The Four Faces of Liquidity (Chapter 19)

The Oil in the Machine

In Chapter 19, Larry Harris breaks down the most overused word in finance: Liquidity. Everyone wants it, but very few people can define it.

Harris says liquidity is the successful outcome of a Bilateral Search. You are looking for a seller, and a seller is looking for you. When you find each other, you’ve found liquidity.

The Four Dimensions of Liquidity

Liquidity isn’t a single number. It has four distinct “faces,” and depending on who you are, some matter more than others.

  1. Immediacy: How fast can you trade? If you need to trade now, you are demanding immediacy. This is what market orders are for.
  2. Width (or Breadth): What is the cost? This is usually the bid/ask spread. If the spread is 1 cent, the market is “narrow.” If it’s 50 cents, it’s “wide.”
  3. Depth: How much can you trade? A market might have a 1-cent spread, but if there are only 100 shares available at that price, it has no “depth.” If you want to buy 10,000 shares, you’ll have to pay more.
  4. Resiliency: How fast does the price bounce back? If a big seller dumps a million shares and the price drops from $100 to $95, does it stay there? Or do value traders step in and push it back to $100 in five minutes? That “bounce back” is resiliency.

Who Supplies the Liquid?

We’ve met these characters before, but now we see how they fit into the search problem:

  • Market Makers: They supply Immediacy for small orders.
  • Block Dealers: They supply Depth for the big institutional whales.
  • Value Traders: They supply Resiliency. They are the “buyers of last resort” who step in when everyone else is panicking.
  • Arbitrageurs: They are the Porters. They don’t create liquidity; they move it from one market to another (e.g., New York to London).

The Trade-off

You can’t have everything.

  • If you want Immediacy, you usually have to give up Width (you pay a higher cost).
  • If you want a Good Price (Width), you usually have to give up Immediacy (you have to wait with a limit order).
  • If you want Depth, you have to give up Immediacy AND Width.

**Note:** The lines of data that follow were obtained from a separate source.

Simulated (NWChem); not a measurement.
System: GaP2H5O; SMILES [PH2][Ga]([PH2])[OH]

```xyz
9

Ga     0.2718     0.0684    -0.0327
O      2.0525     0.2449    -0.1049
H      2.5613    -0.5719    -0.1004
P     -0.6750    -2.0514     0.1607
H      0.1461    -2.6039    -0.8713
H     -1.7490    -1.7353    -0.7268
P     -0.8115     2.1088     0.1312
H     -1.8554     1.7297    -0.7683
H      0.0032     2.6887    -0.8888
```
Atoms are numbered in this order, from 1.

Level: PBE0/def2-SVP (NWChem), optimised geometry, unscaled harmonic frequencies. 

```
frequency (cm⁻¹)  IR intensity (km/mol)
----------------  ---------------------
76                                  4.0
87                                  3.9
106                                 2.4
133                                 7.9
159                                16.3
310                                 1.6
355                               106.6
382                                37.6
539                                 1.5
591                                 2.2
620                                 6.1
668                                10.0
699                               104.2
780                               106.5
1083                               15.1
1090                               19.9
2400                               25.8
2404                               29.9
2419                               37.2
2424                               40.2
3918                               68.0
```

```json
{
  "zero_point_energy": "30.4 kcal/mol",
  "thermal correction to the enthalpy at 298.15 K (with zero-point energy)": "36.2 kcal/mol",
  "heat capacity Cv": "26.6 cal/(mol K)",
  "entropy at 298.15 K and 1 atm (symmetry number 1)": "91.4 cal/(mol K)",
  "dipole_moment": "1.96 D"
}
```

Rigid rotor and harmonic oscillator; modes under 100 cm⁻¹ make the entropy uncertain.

Summary: Liquidity is a Service

Think of liquidity like a taxi service.

  • The Market Makers are the drivers waiting at the stand (Immediacy).
  • The Spread is the fare you pay.
  • The Depth is how many taxis are available.

If there are no taxis, you have to walk (wait for a limit order to fill). If there are too many people and not enough taxis, the fare goes up (the spread widens).